START Pact Has Enough Votes, U.S. Aide Says

WASHINGTON — Backers of the New START nuclear arms reduction treaty said they have the votes required for U.S. Senate ratification after two more Republican lawmakers announced their backing.

Mark Helmke, a spokesman for Indiana Senator Dick Lugar, the leading Republican supporter of New START, said Friday that enough senators are prepared to vote for the pact’s ratification. The treaty needs two-thirds support in the Senate to be approved.

Maine’s two Republican senators, Susan Collins and Olympia Snowe, said in separate statements that they support ratification.

“We’ve got enough Republican support to pass the treaty,” Helmke said, declining to name the backers because some have not registered their support publicly. “We are hopeful that Senator

Reid sets” a vote “as soon as possible,” he said, referring to Senate Majority Leader Harry Reid, a Nevada Democrat.

Reid plans to bring up the treaty for a vote before Congress adjourns for the year, spokesman Jim Manley said. The Senate first plans to finish debates on pending legislation to extend expiring tax cuts and a measure to finance government operations.

The treaty, signed by Presidents Dmitry Medvedev and Barack Obama in April to replace a 1991 accord that expired in 2009, would reduce each nation’s deployed nuclear warheads by about one-third to a maximum of 1,550.

Medvedev has said the State Duma would ratify the treaty immediately after the U.S. Senate.

Senate Minority Whip Jon Kyl, an Arizona Republican, has delayed a ratification vote while seeking assurances that Obama would modernize the nation’s remaining nuclear-weapons arsenal.

Kyl’s fellow Arizonan, Senator John McCain, said in a speech in Washington on Friday that he hoped the Senate “will be able to bring this up next week, and a lot of work is being done to that effect.”

“We are very close” to resolving concerns about whether the treaty curbed missile-defense systems, McCain, a Republican, said at the Johns Hopkins School of Advanced International

Studies.

Kyl is “doing a tremendous job working with the administration to resolve the issues associated with nuclear modernization,” McCain said.

Two-thirds of senators present and voting are required to ratify a treaty, or 67 if all 100 lawmakers are in the chamber.

Democrats have 58 votes in the chamber, Republicans 42.

Ratification in the new congressional session that convenes in early January could be more difficult because the November election narrowed the Democrats’ majority to 53-47.

Supporters such as Lugar argue that the treaty is needed to restore nuclear-weapons inspection of the Russian arsenal.

Snowe, a member of the Senate Select Committee on Intelligence, said in a statement she is “confident” the treaty “will provide predictability in our relationship with Russia and thus enhance global stability and most importantly our national security.”

Snowe said she would support the treaty if there is “sufficient” opportunity for debate and amendments to the ratification resolution. She said concerns about “our ability to verify Russian compliance” and “to develop and deploy effective missile defenses, and to modernize our nuclear weapons complex, have been satisfactorily resolved.”

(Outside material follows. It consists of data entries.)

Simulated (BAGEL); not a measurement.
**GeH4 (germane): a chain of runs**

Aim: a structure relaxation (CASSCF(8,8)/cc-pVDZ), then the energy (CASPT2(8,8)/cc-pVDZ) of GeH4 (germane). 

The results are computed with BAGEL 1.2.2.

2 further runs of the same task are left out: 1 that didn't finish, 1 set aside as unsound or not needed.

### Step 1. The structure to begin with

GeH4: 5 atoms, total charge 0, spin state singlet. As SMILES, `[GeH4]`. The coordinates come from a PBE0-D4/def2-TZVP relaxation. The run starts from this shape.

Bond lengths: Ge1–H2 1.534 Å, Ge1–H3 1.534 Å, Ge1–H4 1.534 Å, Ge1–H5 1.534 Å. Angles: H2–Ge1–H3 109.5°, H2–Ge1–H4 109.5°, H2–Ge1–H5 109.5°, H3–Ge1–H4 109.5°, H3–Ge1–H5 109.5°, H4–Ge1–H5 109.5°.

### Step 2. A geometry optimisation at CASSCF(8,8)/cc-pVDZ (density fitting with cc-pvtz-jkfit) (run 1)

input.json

Collins said in a statement she will support the treaty’s ratification after Defense Secretary Robert Gates and Secretary of State Hillary Clinton assured her in writing that the administration was also committed to reducing Russia’s estimated 3,800 tactical nuclear weapons.

Besides Collins, Snowe and Lugar, New Hampshire Republican Judd Gregg told MSNBC he favors the treaty’s ratification.

Senator Robert Bennett, a Utah Republican who like Gregg is leaving the Senate, said in an interview that he was “generally disposed” to back the treaty.

Two other Republican senators, Johnny Isakson of Georgia and Bob Corker of Tennessee, voted for the ratification resolution when it was approved by the Senate Foreign Relations Committee.